We have seen throughout history that it is very unlikely for both members of a couple to die on the same day, except in the cases of unexpected tragedies and other similar, unfortunate events.
The Succession Law 1965 states that in any situation where a person passes away and does not leave a will, his estate will be divided according to “heirs according to law,” which is generally determined according to blood relationship.
This division states that upon the death of the person, the estate will be divided as follows: half will go to the spouse and half to the children. If you are interested in ensuring your financial rights, as well as the savings and the household that you created together with your spouse is passed on to your remaining spouse, it is important to draw up a mutual will.
A mutual will refers to two wills that rely on each other. It can be written in one document or in two separate wills, and the main idea is that in any situation where one spouse dies, the property will pass to the other spouse in full. Only once both spouses have passed away can the descendants benefit from the deceased couple’s estate.
A mutual will is the only case that allows a party included in the inheritance to be present during its drafting, for example, one of the children, without this affecting its credibility.

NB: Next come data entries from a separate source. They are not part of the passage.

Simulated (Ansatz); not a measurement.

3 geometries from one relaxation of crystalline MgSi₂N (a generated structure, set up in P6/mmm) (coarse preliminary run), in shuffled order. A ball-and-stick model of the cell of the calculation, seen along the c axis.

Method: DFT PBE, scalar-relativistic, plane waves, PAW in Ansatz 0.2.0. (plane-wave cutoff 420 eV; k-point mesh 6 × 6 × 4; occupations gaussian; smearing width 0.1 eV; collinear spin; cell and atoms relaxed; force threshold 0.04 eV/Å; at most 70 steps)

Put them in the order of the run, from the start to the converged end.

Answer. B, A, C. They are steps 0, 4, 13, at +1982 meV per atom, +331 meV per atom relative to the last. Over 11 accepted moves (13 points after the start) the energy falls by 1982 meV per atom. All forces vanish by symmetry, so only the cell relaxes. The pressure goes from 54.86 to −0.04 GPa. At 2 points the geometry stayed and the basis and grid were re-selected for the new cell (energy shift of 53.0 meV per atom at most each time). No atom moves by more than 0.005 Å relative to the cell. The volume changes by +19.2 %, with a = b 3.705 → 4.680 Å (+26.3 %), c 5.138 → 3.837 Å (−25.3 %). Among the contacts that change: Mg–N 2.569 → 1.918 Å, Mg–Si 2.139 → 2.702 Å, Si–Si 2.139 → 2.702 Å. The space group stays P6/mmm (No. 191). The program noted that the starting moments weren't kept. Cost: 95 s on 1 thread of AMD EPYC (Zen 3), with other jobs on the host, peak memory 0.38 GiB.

This can prevent a situation, for example, where the widower is forced to leave the apartment that they lived in for many years due to the children’s desire to sell the apartment and receive their share of the inheritance according to law.
In this article, we will explain the amendment to the law added in August 2005, how mutual wills can be revoked both pre- and post- amendment, as well as how mutual wills can be changed in an agreed upon and legal manner.
Amendment to the Law of Inheritance – Mutual Wills
Spouses in a mutual will enter into an agreement to which they are both obligated to abide by. The revocation of a mutual will is done in accordance with Section 8a of the Succession Law and is a special case within the general category of will annulments. This section entered into force in August 2005, as part of the 12th amendment to the law.
This is the language of the amended law:
“8a. (a) Spouses may write wills based on the reliance of one spouse in the will of the other spouse; such wills can be made whether the beneficiary, according to any of the wills, is the spouse or whether he is a third party, it can be either two documents drawn up at the time or one document (in this section – mutual wills). (b) Revocation of a mutual will is not valid unless one of the following occurs:
(1) While both spouses are alive – the testator requesting to revoke his will shall give written notice of the revocation of the will to the other testator; Notice was given as mentioned, the nullity of the mutual wills of both testators;
(2) After the death of one of the spouses – (a) As long as the estate is not divided – the surviving spouse who wishes to revoke his will may exclude himself, not for his benefit but for the benefit of his child or for the benefit of the brother of the testator, any portion or part of the estate that he is supposed to receive according to the mutual will of the testator who died; (b) After the division of the estate – the surviving spouse who seeks to revoke his will may return everything he inherited according to the mutual will to the estate, and if this is impossible or unreasonable – he will return the value of the portion or part of the estate he inherited; (c) The provisions of subsection (b) will apply if there is no other provision in the mutual wills, but a provision that completely denies the right to revoke the will during the lifetime of both spouses is null and void.”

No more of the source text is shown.